Friday miscellany

April 8, 2016

I had a bunch of things I was going to blog about, and wouldn’t you know it, I can’t remember them now. . .  Well, I’ll come up with something!

Next month, May 6-8, I’m the author guest of honor at the Creative Ink Festival in Vancouver.  It promises to be an excellent time full of writing and art and fun!

The April issue of Lightspeed Magazine is available to purchase and has a new story by me:  “Origin Story.”  Yes, it’s a superhero story — actually it’s a supervillain story.  And yes, it takes place in Commerce City.  It’s the backstory of a character in the third Golden Age book.  The story goes live next week, but if you want to read it early, here’s your chance.

So, how about that Rogue One trailer?  I’ve only seen it twice because, I confess, it reduced me to messy tears the first time, and the second wasn’t much better. Why am I having such an emotional to reaction to it?  Well, I think it’s because it feels exactly like the year-long Star Wars RPG campaign I was part of back in college.  We were a band of secret agents and rogues running missions for the Alliance, and it was fun and serious and gritty and everything Star Wars should be, and way back in 1993 thought we would never get in movie form ever again.  And here we are with what looks like pretty much exactly the movie that would have happened if they’d pulled it straight out of my twenty-year old brain.

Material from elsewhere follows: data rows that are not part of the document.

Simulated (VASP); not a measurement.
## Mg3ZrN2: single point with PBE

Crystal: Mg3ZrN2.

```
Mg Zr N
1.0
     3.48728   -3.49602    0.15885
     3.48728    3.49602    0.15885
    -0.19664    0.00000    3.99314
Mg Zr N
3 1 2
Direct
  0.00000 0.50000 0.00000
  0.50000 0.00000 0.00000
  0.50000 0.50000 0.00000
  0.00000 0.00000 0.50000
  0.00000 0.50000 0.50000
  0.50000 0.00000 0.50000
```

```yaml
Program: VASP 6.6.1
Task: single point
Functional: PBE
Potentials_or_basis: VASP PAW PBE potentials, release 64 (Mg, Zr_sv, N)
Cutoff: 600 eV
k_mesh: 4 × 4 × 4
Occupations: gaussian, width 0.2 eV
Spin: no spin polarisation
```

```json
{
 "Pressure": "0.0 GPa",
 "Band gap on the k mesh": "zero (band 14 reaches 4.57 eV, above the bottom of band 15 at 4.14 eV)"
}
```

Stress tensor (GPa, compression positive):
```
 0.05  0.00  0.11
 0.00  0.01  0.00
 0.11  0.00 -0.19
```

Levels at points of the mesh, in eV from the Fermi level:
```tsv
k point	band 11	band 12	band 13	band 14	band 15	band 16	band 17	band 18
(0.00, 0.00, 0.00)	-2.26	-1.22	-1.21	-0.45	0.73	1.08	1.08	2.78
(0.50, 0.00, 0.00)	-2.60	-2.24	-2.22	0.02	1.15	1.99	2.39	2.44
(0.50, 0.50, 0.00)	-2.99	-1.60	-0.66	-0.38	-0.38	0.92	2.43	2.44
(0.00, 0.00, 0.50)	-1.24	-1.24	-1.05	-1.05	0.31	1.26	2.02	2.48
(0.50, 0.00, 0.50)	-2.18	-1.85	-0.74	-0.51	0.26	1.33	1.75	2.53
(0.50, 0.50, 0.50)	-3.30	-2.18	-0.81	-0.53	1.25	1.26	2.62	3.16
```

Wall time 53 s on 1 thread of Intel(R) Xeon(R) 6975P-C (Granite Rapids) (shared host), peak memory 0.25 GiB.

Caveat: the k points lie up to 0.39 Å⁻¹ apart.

It’s a little overwhelming, when pop culture caters to one’s id so directly.  Whew.


The short review:  That totally didn’t suck as much as everyone said it did!

Let me explain.  By the time I got around to seeing this, I was actually eager to find out what had raised so much vitriol among so many people.  I avoided all reviews and spoilers — but really, the headlines were enough.  What was this unholy trainwreck people were describing?  Let’s find out!

To put this in perspective:  Batman v. Superman is a better superhero movie than Spider-Man 3, X-Men 3, Green Lantern, Daredevil, all the Fantastic Four movies, the Shumacher Batman movies, and that Captain America movie from the early 90’s that was so terrible it was never released.

In the end, my only real criteria for the movie was “It’d better not screw up Wonder Woman.”  And — it did not!  Wonder Woman was great!  I’m so happy that my prediction from a couple of years ago was totally wrong.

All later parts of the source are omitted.